Travel the World: Zhujiajiao, Shanghai China

Sunday, March 25, 2018

It's been a couple months since a travel post.  (In other words, it's been a few months since I convinced myself to sit my butt down and edit some vacation photos). It feels like just a short while ago when I took these but damn, nine months has flown by in a blink of an eye. Today's post features photos taken in Zhujiajiao, an ancient water town in the Qingpu district of Shanghai. 

This historic area is built over canals, not unlike Venice, and has been in use for almost two thousand years.  It's located inland, about 50km from the coast. When I was came here ten years ago, it had a much more homey, quaint feel. Nowadays, tourists are making their way here in decent numbers and I feel like it's way more packed. Most of these structures used to be homes, but most have been converted into tea shops and food stalls. Still an interesting area to go, if only for the nostalgic foods that might be harder to come by in more modernized areas of Shanghai. 

 All manners of tofu and small water fowl are roasted on sticks.

 Lots of steamed offerings. In the foreground we have a little baskets of wild rice, with jujube and winter melon candy.

 Roasted quail eggs (and one duck egg).

Sweet steamed rice flour cakes. Kinda like fruitcake, but without the questionably long shelf life.

Other varieties of sweets. Including cakes made out of sweetened soybean curd, candy made from pine nuts and maltose, sticky rice cakes flavored with pandan. There's also a kind of candy called "sand candy" which I get does not sound appetizing at all, as few things are as gross as gritty candy. Middle Eastern friends, you might be surprised to find that sand candy is basically like halvah, but pressed into thin sheets and stacked.

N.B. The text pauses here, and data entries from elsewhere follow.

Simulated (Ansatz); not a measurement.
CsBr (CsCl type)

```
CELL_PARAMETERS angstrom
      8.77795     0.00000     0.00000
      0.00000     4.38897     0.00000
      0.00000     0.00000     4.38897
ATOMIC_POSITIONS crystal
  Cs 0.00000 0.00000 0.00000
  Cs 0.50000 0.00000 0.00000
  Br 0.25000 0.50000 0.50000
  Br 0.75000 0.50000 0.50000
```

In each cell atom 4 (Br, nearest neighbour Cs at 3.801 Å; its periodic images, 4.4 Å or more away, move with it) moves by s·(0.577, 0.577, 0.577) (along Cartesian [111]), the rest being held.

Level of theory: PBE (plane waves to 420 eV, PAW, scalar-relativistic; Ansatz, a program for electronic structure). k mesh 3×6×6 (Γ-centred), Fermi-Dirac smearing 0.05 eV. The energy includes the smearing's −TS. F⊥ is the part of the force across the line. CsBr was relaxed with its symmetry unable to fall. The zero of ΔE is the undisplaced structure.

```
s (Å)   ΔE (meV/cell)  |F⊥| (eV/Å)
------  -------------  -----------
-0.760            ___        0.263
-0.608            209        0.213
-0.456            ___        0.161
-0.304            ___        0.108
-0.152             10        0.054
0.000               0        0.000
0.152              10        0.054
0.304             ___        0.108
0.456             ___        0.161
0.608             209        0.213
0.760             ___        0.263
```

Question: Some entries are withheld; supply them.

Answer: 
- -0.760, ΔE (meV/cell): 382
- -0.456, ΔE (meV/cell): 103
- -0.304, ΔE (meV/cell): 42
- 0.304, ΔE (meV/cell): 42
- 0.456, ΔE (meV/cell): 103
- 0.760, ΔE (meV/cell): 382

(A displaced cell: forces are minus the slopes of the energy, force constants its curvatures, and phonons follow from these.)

 Are these steamed buns not adorable?

Some other culinary oddities: dried beans & salted tender bamboo (kinda like a snack), mint citrus candy, stinky tofu, locally cultured yogurt.

This area is pretty easy to get to by the subway system. The number 14 line will take you about a quarter hour walk away from the canals. 

In the summer, you'll want to step into a tea house... if only to escape the heat! This is such a tranquil place to have a cup, overlooking the canal.

Do you have a favorite historical area in your city?